Pray for us Children
In his letter to the community at Corinth, Paul pleads in his own defense. He has been misunderstood and the accusations sting. After all, he founded the community and lived there. This was no quick stop on a road trip; Corinth remains close to Paul’s heart. Like a parent, he fears for his children taken in by flashy preachers. Are they as spineless as Eve? From a distance, Paul bellows love and threats.
His words reach into our lives. We have known the ungrateful child, the complaining congregation, scolding clerics, the helplessness of being far away. We have been besieged by noise and division.

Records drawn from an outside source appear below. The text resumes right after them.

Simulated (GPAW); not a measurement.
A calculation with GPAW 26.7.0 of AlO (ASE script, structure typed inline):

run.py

Sometimes at Mass, we are surprised to find our hand taken by the stranger next to us. It’s time to pray. The words are familiar and nothing is missing. Swaying slightly, voices merge, our hopes rise together. Flesh meets flesh and we become one body as we call upon You, who belong to all.
Pray, says Jesus, and keep it simple. We aren’t judged by eloquence but by desire. Augustine noted seven petitions in the Lord’s Prayer: three concern God and four address our needs. Father, show us your grandeur, establish your kingdom, and reveal your will. Feed us, forgive us, do not test us harshly, and bring us back from trouble.
Like a parent, Jesus closes with a reminder: remember to forgive others if you hope to be forgiven. And Paul beseeches: God knows, I love you.